CULTURE

Beauty treatments

Telefónica revisits its collection of recent photography

Soliloquy I (1998) by Sam Taylor-Wood.
Soliloquy I (1998) by Sam Taylor-Wood.

A young, handsome man sleeps on a sofa, his head slipping toward the floor. Along the bottom of the image run four portraits of no-less-good-looking subjects taken in palatial surroundings. Soliloquy I (1998) is one of the most famous works by celebrated British photographer Sam Taylor-Wood (1967-) and a perfect example of what since the 1970s has been known as art photography.

Taylor-Wood's piece occupies the central space in Fotografía contemporánea en la Colección Telefónica (Contemporary photography in the Telefónica Collection) now on at the Telefónica Foundation's Madrid headquarters. The archive of 101 images was first shown in public a decade ago, but now visitors are getting a new look at 50 of them, all created between 1973 and 2006. All the most significant names in international photography from the last three decades are here: Marina Abramovic, Helena Almeida, John Coplans, Miriam Bäckström, James Casebere, Willie Doherty, Stan Douglas, Paul Graham, Zhang Huan, Jürgen Klauke, Perejaume, Salla Tykkä... But it is the German and American photographers who dominate.

Curator Ramón Esparza has assembled a tour around the Düsseldorf School, represented by the Bechers, Thomas Strüth and Andreas Gursky; the American postmodernism of Cindy Sherman, Jeff Wall and Richard Price; and the more eclectic positions deriving from these two dominant currents.

These are pieces a long way from the world of documentary photography, conceived to compete for territory with paintings and sculpture in museums. Their authors are looking to recreate beauty both real and performed; there are no hidden messages in any of the works - "What you see is what you see," as the Düsseldorf School motto coined by Frank Stella and printed on one of the walls puts it.

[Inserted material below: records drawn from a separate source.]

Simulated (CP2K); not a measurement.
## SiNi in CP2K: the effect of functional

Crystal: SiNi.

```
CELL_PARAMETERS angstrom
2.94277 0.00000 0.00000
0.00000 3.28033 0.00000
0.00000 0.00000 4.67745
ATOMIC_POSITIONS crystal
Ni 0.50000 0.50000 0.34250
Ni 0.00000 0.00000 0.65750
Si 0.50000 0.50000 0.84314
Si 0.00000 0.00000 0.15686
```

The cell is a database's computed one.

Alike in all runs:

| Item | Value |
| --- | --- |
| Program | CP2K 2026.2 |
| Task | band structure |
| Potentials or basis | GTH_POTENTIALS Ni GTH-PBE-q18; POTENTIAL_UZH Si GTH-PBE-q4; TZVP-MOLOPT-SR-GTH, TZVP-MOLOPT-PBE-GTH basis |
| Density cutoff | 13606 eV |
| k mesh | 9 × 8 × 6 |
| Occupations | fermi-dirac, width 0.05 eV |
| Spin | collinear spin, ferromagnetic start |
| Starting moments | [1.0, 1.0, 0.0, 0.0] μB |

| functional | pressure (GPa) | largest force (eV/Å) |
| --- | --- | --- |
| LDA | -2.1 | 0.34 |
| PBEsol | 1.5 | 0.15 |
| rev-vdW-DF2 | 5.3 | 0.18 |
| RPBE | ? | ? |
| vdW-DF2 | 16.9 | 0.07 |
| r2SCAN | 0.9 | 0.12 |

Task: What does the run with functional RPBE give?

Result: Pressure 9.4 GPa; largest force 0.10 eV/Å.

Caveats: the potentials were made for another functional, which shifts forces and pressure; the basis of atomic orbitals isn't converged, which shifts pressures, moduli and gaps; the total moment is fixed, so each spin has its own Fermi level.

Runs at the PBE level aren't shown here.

Although numerous Spanish photographers are present in the collection, few are included in this review. One of those who is is Canarian Miguel Rio Branco, whose series Perseverancia (1994) shows a Havana trapped in time 40 years after the revolution. The work consists of six photos in which a man, always with his back to the camera, is portrayed alongside old Cadillacs that seem to be the only survivors in a present in which nothing happens.